The Strange and Wonderful World of Romance Games
Since the dawn of text-based adventure and 8-bit pixel art, video games have fought for love. To save the princess, to win the kingdom, to live out cross-species, alien queer romance. Be it a part of the story or the basis of the plot itself, romance is fondly found across gaming media in all its forms. All cool, right? Storytelling needs its lovers, after all; Romeo and Juliet, Mario and Peach, Shepard and Liara. But alas, the genre doesn’t end there.

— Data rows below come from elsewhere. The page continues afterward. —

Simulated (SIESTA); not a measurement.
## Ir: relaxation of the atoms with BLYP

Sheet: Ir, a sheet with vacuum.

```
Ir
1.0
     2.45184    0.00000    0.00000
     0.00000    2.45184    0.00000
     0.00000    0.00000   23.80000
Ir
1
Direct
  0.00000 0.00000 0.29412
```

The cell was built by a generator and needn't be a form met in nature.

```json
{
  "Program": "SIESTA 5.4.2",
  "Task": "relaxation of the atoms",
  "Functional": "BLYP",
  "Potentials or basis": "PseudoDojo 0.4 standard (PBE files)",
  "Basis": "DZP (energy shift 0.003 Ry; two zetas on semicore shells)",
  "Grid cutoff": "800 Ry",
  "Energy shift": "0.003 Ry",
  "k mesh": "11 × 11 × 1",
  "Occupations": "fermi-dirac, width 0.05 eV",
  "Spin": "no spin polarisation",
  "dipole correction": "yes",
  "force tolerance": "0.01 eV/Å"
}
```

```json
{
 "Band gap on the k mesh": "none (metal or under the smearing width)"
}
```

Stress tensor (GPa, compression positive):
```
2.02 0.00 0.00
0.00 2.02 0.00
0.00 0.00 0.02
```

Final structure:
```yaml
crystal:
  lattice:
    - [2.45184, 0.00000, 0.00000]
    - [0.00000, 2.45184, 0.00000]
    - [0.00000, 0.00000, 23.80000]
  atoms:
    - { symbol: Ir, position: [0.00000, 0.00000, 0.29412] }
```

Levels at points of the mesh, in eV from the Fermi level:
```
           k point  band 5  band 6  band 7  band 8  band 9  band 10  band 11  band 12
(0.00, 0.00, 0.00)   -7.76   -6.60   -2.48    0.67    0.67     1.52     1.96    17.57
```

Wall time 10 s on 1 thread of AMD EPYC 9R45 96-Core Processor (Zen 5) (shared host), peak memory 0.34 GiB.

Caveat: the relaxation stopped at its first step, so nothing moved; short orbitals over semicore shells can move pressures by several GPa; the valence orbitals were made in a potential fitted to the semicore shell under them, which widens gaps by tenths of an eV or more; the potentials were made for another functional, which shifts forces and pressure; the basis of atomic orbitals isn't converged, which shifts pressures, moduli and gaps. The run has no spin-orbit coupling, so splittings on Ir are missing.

Introducing the odd concept of dedicated dating simulation: a virtual partner made of code.
In the Beginning
In the beginning, there was Japan, techno hub jewel of the 1990s, and from that country’s befuddling game devs appeared the first true dating simulations. Most often centred around a male protagonist and his host of love interests, these console and PC pioneers took place in many different worlds and universes, including our own. There might be magic, there might be demons, or there might otherwise be a perfectly normal high school or local city as a backdrop for drama. These were concentrated bursts of the lewd and the lovely, and certainly not to everyone’s taste – especially if you couldn’t speak Japanese.
And, then, in the West, The Sims rolled around with the turn of a new millennium. Suddenly virtual dating wasn’t on train tracks anymore, but customisable around the globe. You could craft, create and live vicariously through the lives of pixel men and women in The Sims. Their jobs, homes and especially their romance were up for grabs. Awesome. Whilst love wasn’t the focus of the game, it was certainly a key draw and element of any Sims life and, from then on, dating games have continued to evolve across all platforms, for the most part having kept pace with all the latest tech (even VR). Perhaps to a dangerous extent.
24/7 Love in Your Pocket
Modern iterations on the genre are both humorous and inventive. Take Dream Daddy, for example. It spins the romance sim on its head as players take to the helm, wining and dining the single Dads of the game world as man or woman. Or Immortal Romance, a casino slot on Vegashero that combines cash daring with the allure of online Flash-generated love. Most interestingly of all, however, are the romance apps.
The gaming industry as a whole was valued at $136m dollars in 2018, with up to half of that profit stemming from mobile games alone. This newest of markets brings in huge audiences, is portable and continues to grow each quarter. And it just so happens that smartphones are the perfect platform for romance sims, to boot. The phenomenon finds its home on Android or Apple systems. Games which create a virtual girlfriend or boyfriend, someone to have conversations with, someone to ‘date’ are becoming more and more popular.
Their biggest audience? Japan. The genre’s come full circle.
The Future of Virtual Love
Who can tell the future of virtual love? Well, in all likelihood, the romance game market will continue to grow. Virtual reality is knocking at the door and technology continues to improve. The experience can only get better as a result and, if we’re all increasingly isolated, by distance, by tech, by work, it might just become the easy option going forwards. Maybe.
The world really can be a strange and wonderful place sometimes.